Camera: Nikon D70S, f-4.5, S-13s, ISO-800, Nikkor 18-70mm, Captured when Sodium Vapor lights were ON….Time-6.53 PM.
Location: Delhi, India.
The Red Fort (Hindi: लाल क़िला, Urdu: لال قلعہ , Lāla kilā) usually transcribed into English as Lal Qil’ah or Lal Qila) is a 17th century fort complex constructed by the Mughal emperor Shah Jahan in the walled city of Old Delhi (in present day Delhi, India). It served as the capital of the Mughals until 1857, when Mughal emperor Bahadur Shah Zafar was exiled by the British Indian government. The British used it as a military camp until India was made independent in 1947. It is now a popular tourist site, as well as a powerful symbol of India’s sovereignty: the Prime Minister of India raises the flag of India on the ramparts of the Lahori Gate of the fort complex every year on Independence Day. It was designated a UNESCO World Heritage Site in 20071.
Mughal Emperor Shahjahan, started construction of the massive fort in 1638 and work was completed in 1648 (10 years). The Red Fort was originally referred to as “Qila-i-Mubarak” (the blessed fort), because it was the residence of the royal family. The layout of the Red Fort was organised to retain and integrate this site with the Salimgarh Fort. The fortress palace was an important focal point of the medieval city of Shahjahanabad. The planning and aesthetics of the Red Fort represent the zenith of Mughal creativity which prevailed during the reign of Emperor Shah Jahan. This Fort has had many developments added on after its construction by Emperor Shahjahan. The significant phases of development were under Aurangzeb and later Mughal rulers. Important physical changes were carried out in the overall settings of the site after the First War of Independence during British Rule in 1857. After Independence, the site experienced a few changes in terms of addition/alteration to the structures. During the British period the Fort was mainly used as a cantonment and even after Independence, a significant part of the Fort remained under the control of the Indian Army until the year 2003.The Red Fort is a tourist attraction from around the world.
The Red Fort was the palace for Mughal Emperor Shah Jahan’s new capital, Shahjahanabad, the seventh city in the Delhi site. He moved his capital here from Agra in a move designed to bring prestige to his reign, and to provide ample opportunity to apply his ambitious building schemes and interests.

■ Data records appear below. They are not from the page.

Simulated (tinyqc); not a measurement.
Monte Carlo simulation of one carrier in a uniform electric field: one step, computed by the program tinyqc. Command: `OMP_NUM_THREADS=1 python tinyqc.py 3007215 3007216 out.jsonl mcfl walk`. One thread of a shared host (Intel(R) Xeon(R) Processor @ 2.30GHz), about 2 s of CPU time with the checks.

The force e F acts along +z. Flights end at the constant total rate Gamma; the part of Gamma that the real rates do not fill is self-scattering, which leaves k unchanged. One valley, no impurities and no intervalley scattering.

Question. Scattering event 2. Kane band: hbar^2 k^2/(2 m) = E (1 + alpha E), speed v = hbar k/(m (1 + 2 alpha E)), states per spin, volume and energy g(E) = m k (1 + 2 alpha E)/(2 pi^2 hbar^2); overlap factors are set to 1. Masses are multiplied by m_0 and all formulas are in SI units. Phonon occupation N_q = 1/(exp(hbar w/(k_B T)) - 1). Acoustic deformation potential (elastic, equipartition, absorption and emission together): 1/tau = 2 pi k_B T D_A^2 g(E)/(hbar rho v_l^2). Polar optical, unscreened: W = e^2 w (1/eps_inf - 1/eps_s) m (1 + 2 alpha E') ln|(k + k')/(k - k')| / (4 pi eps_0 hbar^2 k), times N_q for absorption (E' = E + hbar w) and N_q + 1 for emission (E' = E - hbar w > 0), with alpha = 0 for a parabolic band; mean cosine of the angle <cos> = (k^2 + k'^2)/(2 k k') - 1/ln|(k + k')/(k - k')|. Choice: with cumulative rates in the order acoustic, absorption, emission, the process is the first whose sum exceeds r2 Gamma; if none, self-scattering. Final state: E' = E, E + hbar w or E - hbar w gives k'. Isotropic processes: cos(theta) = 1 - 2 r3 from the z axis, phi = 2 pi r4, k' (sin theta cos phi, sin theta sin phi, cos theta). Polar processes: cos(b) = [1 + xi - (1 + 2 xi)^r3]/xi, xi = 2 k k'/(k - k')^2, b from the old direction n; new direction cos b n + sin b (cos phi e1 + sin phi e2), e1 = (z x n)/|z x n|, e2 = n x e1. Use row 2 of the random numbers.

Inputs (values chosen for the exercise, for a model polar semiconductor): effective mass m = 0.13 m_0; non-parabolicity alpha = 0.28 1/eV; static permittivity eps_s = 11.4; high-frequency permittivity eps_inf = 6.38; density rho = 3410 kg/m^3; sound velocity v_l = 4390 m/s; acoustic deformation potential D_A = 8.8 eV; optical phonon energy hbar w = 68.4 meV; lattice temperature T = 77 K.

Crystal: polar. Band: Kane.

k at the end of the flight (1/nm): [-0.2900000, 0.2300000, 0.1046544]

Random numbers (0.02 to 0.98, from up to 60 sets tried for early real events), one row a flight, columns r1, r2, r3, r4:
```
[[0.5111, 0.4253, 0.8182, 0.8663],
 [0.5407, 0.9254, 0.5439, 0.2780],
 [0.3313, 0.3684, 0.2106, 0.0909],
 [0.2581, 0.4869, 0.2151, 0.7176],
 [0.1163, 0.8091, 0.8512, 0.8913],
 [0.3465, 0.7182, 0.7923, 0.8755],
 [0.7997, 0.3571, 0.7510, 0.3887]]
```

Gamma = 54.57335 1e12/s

The fort lies along the Yamuna River, which fed the moats that surround most of the wall. The wall at its north-eastern corner is adjacent to an older fort, the Salimgarh Fort, a defense built by Islam Shah Suri in 1546.The construction of the Red Fort began in 1638 and was completed by 1648.
On 11 March 1783, Sikhs briefly entered Red Fort in Delhi and occupied the Diwan-i-Am. The city was essentially surrendered by the Mughal wazir in cahoots with his Sikh Allies. This task was carried out under the command of the Sardar Baghel Singh Dhaliwal of the Karor Singhia misl.
The last Mughal emperor to occupy the fort was Bahadur Shah II “Zafar”. Despite being the seat of Mughal power and its defensive capabilities, the Red Fort was not defended during the 1857 uprising against the British. After the failure of the 1857 rebellion, Zafar left the fort on 17 September. He returned to Red Fort as a prisoner of the British. Zafar was tried on in a trial starting on 27 January 1858, and was exiled on 7 October.